Unique Hard Money Question ?


Everyone here wants to borrow from hmls, but how does one become a hml ? Does one need millions of dollars ? or is it possible to start off by lending in small dollar amounts ?


Real estate investors are always looking for funds. There is no reason you can’t start off with small amounts. You still would want to make sure you have the correct paperwork and place liens on the properties you lend against.

Hi Tom,

What would some of the paperwork be ?


It’s probably different in each area, I’d start at a title company and just tell them what you are trying to do. They probably would prepare the correct paperwork. The other thing you could do is find a local hard money lender and offer to take them to lunch so you can learn about the business.

I would also speak with a solid RE Attorney and find out how to PROTECT your money. Maybe one that has handled a foreclosure or two?

After all, you have to plan for the worst case scenario with your money. What if someone doesn’t pay you? Do you know the laws and the rights of a lender in your area? How long does it take to foreclose on a property? What is the right of redemption if any?

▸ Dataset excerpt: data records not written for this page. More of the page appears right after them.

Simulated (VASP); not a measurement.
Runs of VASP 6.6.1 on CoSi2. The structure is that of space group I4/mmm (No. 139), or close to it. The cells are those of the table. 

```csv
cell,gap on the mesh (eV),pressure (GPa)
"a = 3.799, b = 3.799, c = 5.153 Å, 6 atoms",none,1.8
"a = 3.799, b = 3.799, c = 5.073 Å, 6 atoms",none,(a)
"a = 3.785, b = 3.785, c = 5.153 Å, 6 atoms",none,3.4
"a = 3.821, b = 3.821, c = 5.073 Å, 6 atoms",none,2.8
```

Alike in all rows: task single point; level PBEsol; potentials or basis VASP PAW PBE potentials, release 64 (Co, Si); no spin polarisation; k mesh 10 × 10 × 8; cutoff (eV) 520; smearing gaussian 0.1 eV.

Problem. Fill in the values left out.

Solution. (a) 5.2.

As one who lends hard money and has for a while, in several states meaning that I abide (or not) by several rules, I agree with two previous posts.

The first is that you dont need alot of money. My first hard money loans came from a builder that called me and needed to borrow 5K to keep up the payments on his construction loan or risk a default and being cut off from his lifeblood of capital from the construction lender.

Because I was lending to an LLC and in my home state it make sense to have a second mortgage, even in the risk of forclosure, I lent him the money, and hence I was a hard money lender.

I made about 1200$ for a 60 day loan. I charged him 1500 1200 interests and 300 for documentation and recording fees (putting a mortgage for a total of $6500 on his property). He paid me, eventually after we negotiated an extension or two, and I saved his butt.

He has taken out several more loans from me over several years.

The second point, is to ALWAYS use a title company. Not getting title insurance, especially with a “hard money customer” is simply playing Russian Roulette (and Im married to a russian). Having said this, title insurance is not a 100% guarantee because there are alot of exceptions to coverage, and out of 35 or so claims, I have never gotten a title insurer to pay me without a fight, but its insurance non-the less.

So Yes you can be a hard money lender (watch out and know how to work around the usury rates) with little money and always use a title company or attorney to prepare documents and paperwork, and handle the actual close and recording of docs. The customer always has to pay for this, or you dont give them the money.

Hi Marko,

Marko, whats the process for taking a hml ? What are the things that you have to do ? Is it possible to give a step by step process ?

Thanks for your time.


Although I dont have a specific guide, my first advice in hard money is that you are making an asset based loan.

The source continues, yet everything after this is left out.